Once we turn to Montana’s interest in judicial independence (as opposed to mere judicial impartiality) the differences between political parties and interest groups grow starker.  An endorsement from a political party threatens the public perception of judicial independence to a greater degree than an endorsement from an interest group.  In all cases, an endorsement suggests the possibility of a quid-pro-quo exchange in which a judge may rule favorably for the endorsing entity.  But whereas a judge may only infrequently encounter litigation implicating an endorsing interest group, he or she is likely to often face legislation an endorsing political party has either supported or opposed.  Dependence on an endorsing political party brings into question whether a judge will be able to independently interpret and review a given piece of legislation and thus goes to the core of the separation of powers.

The 9th Circuit also rejected the plaintiff’s argument that the rule is impermissibly under-inclusive because it permits candidates to solicit and use political parties’ money but not their endorsements.

An endorsement is a public and easily communicable show of solidarity.  Although most campaign contributions are also public information, . . . they are less forceful and less easily communicable.  Unlike endorsements, information on campaign contributions typically requires extra work for voters to access.  It would therefore not be surprising for judicial candidates to derive more value from endorsements from political parties and popular politicians (including politicians outside Montana) than from even sizeable donations.  Montana could reasonably conclude that endorsements are more suggestive of a quid-pro-quo exchange and pose a greater risk to the public perception of its judiciary than donations.

Rejecting the plaintiff’s argument that the rule was unconstitutionally under-inclusive because it only applied during campaigns and to endorsements from “non-judicial office-holders,” the Court stated, “[i]t is almost self-evident that the dangers of actual and perceived bias and dependence are not nearly as great when the candidate is not yet running for office or when she uses endorsements from nonpartisan judges.”

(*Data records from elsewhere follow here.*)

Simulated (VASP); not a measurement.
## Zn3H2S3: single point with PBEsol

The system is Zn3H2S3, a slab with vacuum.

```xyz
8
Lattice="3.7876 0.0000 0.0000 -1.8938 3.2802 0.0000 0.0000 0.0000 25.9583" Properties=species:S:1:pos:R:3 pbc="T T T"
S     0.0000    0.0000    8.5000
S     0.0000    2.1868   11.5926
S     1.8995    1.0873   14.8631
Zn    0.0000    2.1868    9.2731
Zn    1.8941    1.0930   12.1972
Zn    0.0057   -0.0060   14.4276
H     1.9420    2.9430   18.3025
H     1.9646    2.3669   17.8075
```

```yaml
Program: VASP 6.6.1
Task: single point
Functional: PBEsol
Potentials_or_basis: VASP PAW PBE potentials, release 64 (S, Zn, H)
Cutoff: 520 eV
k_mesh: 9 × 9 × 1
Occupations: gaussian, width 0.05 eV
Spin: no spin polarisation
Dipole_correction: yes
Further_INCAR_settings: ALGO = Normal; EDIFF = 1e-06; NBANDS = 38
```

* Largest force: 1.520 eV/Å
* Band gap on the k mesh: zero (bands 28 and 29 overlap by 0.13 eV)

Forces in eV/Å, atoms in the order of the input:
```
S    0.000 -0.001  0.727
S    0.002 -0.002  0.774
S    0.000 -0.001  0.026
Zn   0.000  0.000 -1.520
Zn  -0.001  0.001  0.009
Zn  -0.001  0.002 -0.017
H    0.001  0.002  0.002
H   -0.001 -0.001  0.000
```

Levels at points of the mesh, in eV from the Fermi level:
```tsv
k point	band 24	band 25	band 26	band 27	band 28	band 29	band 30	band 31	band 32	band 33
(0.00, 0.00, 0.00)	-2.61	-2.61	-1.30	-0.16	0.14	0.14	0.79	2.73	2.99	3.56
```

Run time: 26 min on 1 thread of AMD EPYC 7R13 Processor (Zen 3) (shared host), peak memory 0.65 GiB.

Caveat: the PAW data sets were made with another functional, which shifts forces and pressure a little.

The 9th Circuit rejected the argument that the rule is over-inclusive because it does not allow a candidate’s campaign committees to seek and use political endorsements.  The court stated that the “danger lies in the public losing trust in its judges from hearing political endorsements; it is irrelevant whether the candidate or the candidate’s committee delivers the message.”

The 9th Circuit rejected the argument that a party endorsement is just “shorthand for the [numerous] views the candidate holds.”  The court explained:

Seeking and using of political endorsements is nothing like announcing one’s views on certain issues.  An endorsement is a thing of value:  it may attract voters’ attention, jumpstart a campaign, give assurance that the candidate has been vetted, or provide legitimacy to an unknown candidate and indicate that he or she is capable of mounting a successful campaign.  Such things of value are usually not given out for free, and even when they are, the mere perception of quid pro quo in judicial campaigns might undermine the public’s trust in the impartiality and independence of its judiciary.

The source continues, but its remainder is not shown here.